February 6, 2018
Wall Street is Freaking Out
By Ashish Kumar Sen
The Dow Jones industrial average dropped more than 4 percent—a nearly 1,200-point decline—on February 5. The declines for the S&P 500 index and the Dow Jones Industrial Average were the biggest single-day percentage drops since August 2011. The Dow closed 567 points higher on February 6.
The market’s troubles unfolded even as the US economy has continued to strengthen with low unemployment, higher wages, and greater consumer spending. [A Labor Department report on February 2 found that the US economy added 200,000 jobs in January and wages grew at the fastest pace since 2009.] If the economy gets overheated, however, it could trigger inflation, which could force the Federal Reserve to raise interest rates sooner rather than later.
Bart Oosterveld, the C. Boyden Gray fellow on Global Finance and Growth and the director of the Global Business and Economics Program at the Atlantic Council, discussed the situation in an interview with the New Atlanticist’s Ashish Kumar Sen. Here are excerpts from our interview.
Q: Is this a long-overdue reality check?
Oosterveld: It is a correction that was bound to happen. It had been hard to understand what was driving the very significant increases in stock markets everywhere as exemplified by the Dow and S&P indices. They seemed disconnected from economic reality. The sharp continued rise was what was surprising in recent years, and especially in the past year. So, the correction in that sense is not surprising.

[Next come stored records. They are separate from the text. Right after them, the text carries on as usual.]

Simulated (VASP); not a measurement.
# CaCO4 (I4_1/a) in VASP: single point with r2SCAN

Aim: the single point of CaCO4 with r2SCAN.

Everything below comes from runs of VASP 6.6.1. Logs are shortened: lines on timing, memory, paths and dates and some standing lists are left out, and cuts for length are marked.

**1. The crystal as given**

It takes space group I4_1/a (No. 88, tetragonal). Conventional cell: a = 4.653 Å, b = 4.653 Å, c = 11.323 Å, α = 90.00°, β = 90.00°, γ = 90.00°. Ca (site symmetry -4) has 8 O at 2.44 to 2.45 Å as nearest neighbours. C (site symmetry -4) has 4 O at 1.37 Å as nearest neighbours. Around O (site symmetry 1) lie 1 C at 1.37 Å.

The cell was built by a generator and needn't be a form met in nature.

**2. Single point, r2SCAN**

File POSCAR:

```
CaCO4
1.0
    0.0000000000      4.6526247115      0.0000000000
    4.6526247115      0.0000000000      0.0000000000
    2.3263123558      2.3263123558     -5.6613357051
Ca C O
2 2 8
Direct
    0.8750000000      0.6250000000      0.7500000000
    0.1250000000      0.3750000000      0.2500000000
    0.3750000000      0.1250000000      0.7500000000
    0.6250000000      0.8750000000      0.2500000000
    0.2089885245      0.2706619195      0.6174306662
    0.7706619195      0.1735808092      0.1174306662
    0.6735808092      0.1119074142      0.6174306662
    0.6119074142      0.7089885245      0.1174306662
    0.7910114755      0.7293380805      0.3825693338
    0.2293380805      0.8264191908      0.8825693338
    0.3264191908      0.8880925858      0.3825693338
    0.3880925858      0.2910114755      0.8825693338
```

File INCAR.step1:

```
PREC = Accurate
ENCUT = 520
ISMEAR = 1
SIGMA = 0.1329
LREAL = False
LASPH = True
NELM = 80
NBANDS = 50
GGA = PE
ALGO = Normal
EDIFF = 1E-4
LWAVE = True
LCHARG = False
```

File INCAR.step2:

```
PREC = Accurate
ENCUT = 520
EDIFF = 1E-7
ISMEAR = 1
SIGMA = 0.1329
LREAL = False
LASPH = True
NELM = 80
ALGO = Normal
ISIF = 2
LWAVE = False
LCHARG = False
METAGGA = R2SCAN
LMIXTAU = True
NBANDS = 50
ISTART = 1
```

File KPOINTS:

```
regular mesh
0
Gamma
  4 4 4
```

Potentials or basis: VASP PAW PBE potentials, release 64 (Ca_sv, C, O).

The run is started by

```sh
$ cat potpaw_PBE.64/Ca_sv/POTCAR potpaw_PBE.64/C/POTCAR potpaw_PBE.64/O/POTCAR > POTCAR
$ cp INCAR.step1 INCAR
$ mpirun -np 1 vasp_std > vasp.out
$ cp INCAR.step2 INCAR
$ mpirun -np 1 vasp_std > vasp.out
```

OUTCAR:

Q: Where do you see this settling?
Oosterveld: In the weeks ahead, the market will be volatile, much more volatile than it has been over the past few years. That means that there will be days when it will be sharply back up as well. The Dow started rapidly rising in early 2016—had it instead continued along its post-crisis trendline, it would be around 21,000 now.
Q: Meanwhile, the economy is booming—job growth is strong, wages have increased, consumer spending is up. Is too much good news bad for the market?
Oosterveld: It is true that the economy is doing well. The economy was nearing full employment when the current [US] administration took office. The risk that the economy might overheat has been present for some time. None of the things that you hear about—the risk of rising interest rates or the like—are new or surprising. Those have been around and well-signaled for some time.
Q: Should investors be worried?
Oosterveld: This is worrisome for people who have invested in equity markets to save for retirement or college education. It is too early to tell whether big investors like pension funds or people with significant equity holdings need to worry long term.
The fundamental underlying economic issue is that at some point the business cycle needs to turn, since we have enjoyed such a prolonged recovery.
Q: In previous instances, the Federal Reserve (Fed) has reacted aggressively to similar situations by raising interest rates? Is that prudent? How should the Fed respond?
Oosterveld: The Fed has been very careful to signal exactly what it was going to do at any point in time since the crisis and before. To the extent that it intervenes, the signaling of the intervention is what is important.